When profiling an opencl application with compute capability 6.1 and cuda 8.0 toolkit, using the commandline nvprof.exe, I run into the following error:
==9652== Profiling application: myopencl.exe
==9652== Profiling result:
No kernels were profiled.
I couldn’t find anything online that seemed to work. Please note this is for OPENCL and not CUDA.
I tried an older version of the toolkit: 7.5. That did not work either. Do you know if OpenCL support is going to be coming back in the newer versions of the toolkit with OpenCL 2.0?
Interestingly, I can get the GUI version to work with 8.0 , just not the commandline version. Does anyone have any idea if the GUI version saves the numbers somewhere. I have looked around in the nvreport , nvactivity etc. None of them hold any useful text data.
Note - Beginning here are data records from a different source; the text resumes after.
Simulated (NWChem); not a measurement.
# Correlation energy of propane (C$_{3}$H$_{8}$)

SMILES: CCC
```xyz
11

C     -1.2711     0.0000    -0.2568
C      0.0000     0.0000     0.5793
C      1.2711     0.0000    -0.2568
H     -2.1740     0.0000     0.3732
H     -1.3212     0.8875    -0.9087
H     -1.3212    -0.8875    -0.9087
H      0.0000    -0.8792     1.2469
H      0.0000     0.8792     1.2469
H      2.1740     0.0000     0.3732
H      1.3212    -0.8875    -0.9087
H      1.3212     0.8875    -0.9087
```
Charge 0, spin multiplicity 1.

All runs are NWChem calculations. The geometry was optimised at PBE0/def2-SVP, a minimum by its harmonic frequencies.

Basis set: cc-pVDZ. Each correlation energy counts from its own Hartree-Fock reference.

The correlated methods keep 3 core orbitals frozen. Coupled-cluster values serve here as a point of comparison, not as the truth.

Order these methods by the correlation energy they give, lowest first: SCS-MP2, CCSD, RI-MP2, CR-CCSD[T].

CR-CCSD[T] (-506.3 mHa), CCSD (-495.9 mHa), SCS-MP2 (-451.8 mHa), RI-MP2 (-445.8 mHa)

It may not give you quite as much detail as the IHV-provided tools, but the “Device Performance Timing” capabilities of the Intercept Layer for OpenCL Applications will give you some profiling information about your OpenCL application, such as the total / min / max / average time for each kernel, and it works on any OpenCL implementation:
do you mind sharing the steps/settings how you got nvvp to profile OpenCL?
I could not even get that to work - my program does run in nvvp, but it does not produce a timeline, or provide any useful information (I am interested in the PC sampling profiling like for my cuda code).